Srp said the county took a long-term approach in adjusting its plans for adding additional bed space at the law center. The county, prior to the referendum, discussed having expansion potential to add 24 beds on the second floor. The county decided to relocate the expansion potential area to the first floor, which Srp said will lead to future cost savings for the county.

“Through our design process, we had discussion about how at the time that was added it would require adding a full-time staff position to supervise those 24 inmates,” Srp said. “Which in staffing a facility like this equates to five full-time employees for that one position. By relocating that expansion opportunity off the second floor to the first floor adjacent to the intake and processing area we already had staffed, we will eliminate the need to add staff for that position.”

Determann referenced the county dealing with the same issue of overspending the budget at the time the current law center was constructed. He also raised concern about where the county will get the funds to pay for the overage.

“Dan (Srp) alluded to the previous law center, the same money problem,” Determann said. “They had an estimate, they bonded for it and then did not cover it. And I would have hoped we would have done a better job here of overestimating the estimate and coming $2 million under budget instead of $2 million over budget.”

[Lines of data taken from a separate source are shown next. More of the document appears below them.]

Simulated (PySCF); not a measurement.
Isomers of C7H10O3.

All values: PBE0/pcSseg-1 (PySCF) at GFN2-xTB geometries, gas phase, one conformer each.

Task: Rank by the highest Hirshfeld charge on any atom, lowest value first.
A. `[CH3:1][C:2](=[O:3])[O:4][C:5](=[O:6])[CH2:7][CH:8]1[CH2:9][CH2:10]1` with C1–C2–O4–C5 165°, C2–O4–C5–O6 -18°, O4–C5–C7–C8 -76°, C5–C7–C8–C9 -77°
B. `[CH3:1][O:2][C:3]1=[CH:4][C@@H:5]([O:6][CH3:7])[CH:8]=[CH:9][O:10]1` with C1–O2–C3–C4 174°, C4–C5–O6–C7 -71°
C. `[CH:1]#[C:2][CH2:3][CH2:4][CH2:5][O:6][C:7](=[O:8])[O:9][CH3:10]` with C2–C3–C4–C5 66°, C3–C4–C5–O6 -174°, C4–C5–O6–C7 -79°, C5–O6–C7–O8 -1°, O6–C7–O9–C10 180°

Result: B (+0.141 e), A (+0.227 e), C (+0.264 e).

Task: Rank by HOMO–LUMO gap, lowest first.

Hamerlinck suggested the county look into either using money from the general fund or from a payment the county is supposed to receive from the city of Clinton for the railport bond to cover the overage. Hamerlinck referenced the county’s commitment to increasing the amount in the general fund over the past three years, which currently is at just under $4.8 million after sitting at $3.1 million three years ago.

“We do not have the opportunity to use the old facility,” Hamerlinck said. “Clearly, the state inspector stated the facility is no longer to be utilized. We can’t leave a hole in the ground. We have to put a roof on it. We have to complete the project. I, in my mind, do not think it’s an opportunity for this board to borrow more money. I do not believe we can raise taxes either. So we have to find a way to figure this out. We’re not going to borrow more money. We’re not going to raise taxes and you’re not going to leave an empty hole in the ground. So what are our options? We do have a contingency fund but realistically that would be a reimbursement after the project is completely done.”